Singaporean businessman Sukamto Sia - subject of a $300 million defamation lawsuit by Low Tuck Kwong, founder of Indonesian coal producer PT Bayan Resources - was accused in cross-examination yesterday of fabricating his claims to half of Bayan's business "for the sole and deplorable purpose of exacting revenge".

Mr Low's lawyer, Senior Counsel Davinder Singh of Drew & Napier LLC, pointed to what he said were "inconsistencies" in Mr Sia's statements. These related to a so-called oral agreement in 1995 to give Mr Low $3 million to set up a coal-mining business, in return for a 50 per cent share of the business. This, Mr Low had allegedly said, may be worth US$500 million in 7-8 years if the company was listed on the Indonesian stock exchange.

"In your evidence-in- chief (affidavit), you say it is an investment. And in the other case, in your letter of July 10, you called it an investment and the provision of facilities," Mr Singh said. "On the basis of your own statements, you are lying to this court."

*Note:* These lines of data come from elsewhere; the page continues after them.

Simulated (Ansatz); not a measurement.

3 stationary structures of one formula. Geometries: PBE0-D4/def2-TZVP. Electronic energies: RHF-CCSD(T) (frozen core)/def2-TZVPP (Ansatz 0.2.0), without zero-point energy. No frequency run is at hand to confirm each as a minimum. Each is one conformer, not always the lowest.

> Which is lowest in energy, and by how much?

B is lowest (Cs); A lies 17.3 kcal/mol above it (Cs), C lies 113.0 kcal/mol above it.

"Being such a savvy corporate player and the former chairman of a bank, someone who understood the difference between the terms that are being used here, why did you change your story?" Mr Singh asked.

"I never changed my story, just the wording . . . you keep telling me different meanings of different words," Mr Sia said.

He maintained in his opening statement that "on the strength of a promise by Mr Low" if the business was established, he (Mr Sia) would have a 50 per cent share of it.

But Mr Sia claimed that Mr Low failed to fulfil his end of the bargain, and instead concealed the establishment of PT Bayan - and the decision to list the company - from him.

One month before PT Bayan's initial public offering in August 2008, Mr Sia allegedly defamed Mr Low in letters to an Indonesian regulator, the stock exchange in Jakarta and others, claiming he reneged on the agreement.

According to Mr Low, who is also represented by Tony Yeo of Drew & Napier, the letters were an act of revenge as he had sued Mr Sia's company, Dynasty Line Ltd, in 1999 for its failure to pay Mr Low and others HK$240 million (S$38.5 million) for the purchase of shares of China Development Corp Ltd. He obtained judgment against Dynasty in April 2001. Mr Sia was jailed for fraud by a Honolulu court in 2002. When he got out of prison in 2004, provisional liquidators for Dynasty were appointed. Subsequently, Mr Sia's assets were frozen by a Hong Kong court.

"Six months before you sent that (July 10) letter, your view was 'this man has inflicted agony on me as part of a personal vendetta', right? . . . And you called the transaction an advance of $3 million . . . But six months later, so as to exact revenge on Dato for what he had done to you, you changed your story to hurt him," Mr Singh said.

The game plan, Mr Singh said, was to stop the IPO and deprive Mr Low of the benefits of the IPO.

"Isn't it the case that before the first letter went, you had already planned that it didn't matter how Dato and Bayan Resources were going to reply? You were going to make sure that you would embarrass Dato and stop this IPO at all costs?" he asked.

"Disagree," Mr Sia responded. "I never intended to embarrass him. If I want the whole world to know, I will go to the media already."

Mr Singh pressed on. "Why was it . . . necessary to take this matter of your claim to Bapepam (the Financial Institutions Supervisory Agency in Indonesia) and the other agencies?" he asked. "You knew Bapepam would not decide who is right or wrong; they are not a court of law."

"Because of my lawyers' advice," replied Mr Sia.

Mr Singh also accused Mr Sia of concocting the claim to Mr Low's shares in Bayan in order to block the IPO. To that end, he had even threatened to sue Bapepam and the IPO team.

To allow Bayan's IPO to proceed, Mr Low gave up selling 375 million of his shares in Bayan, losing the opportunity to reinvest during the financial crisis in the wake of Lehman Brothers' collapse.

"So having achieved that objective (of exacting revenge), there was no need for you to do anything more," Mr Singh said.

Mr Sia disagreed, saying he intended to pursue his claim against Mr Low in Indonesia. But before he could do so, Mr Low filed the defamation suit against him in Singapore on Oct 3, 2008, and also filed a complaint of criminal defamation against him to the Indonesian police.

"This complaint was escalated into an Interpol arrest warrant for (me)," Mr Sia said in his opening statement.

At one point in the hearing, Mr Singh called Mr Sia a clever and unscrupulous man. Reacting, Senior Counsel Giam Chin Toon from Wee Swee Teow & Co, representing Mr Sia, interjected: "You are not entitled to insult the witness."

Mr Singh retorted: "I'm not entitled to insult the witness - but I'm entitled to suggest to him that he has devised this, concocted this and contrived this to mislead this court. And if that's not unscrupulous, I don't know what is."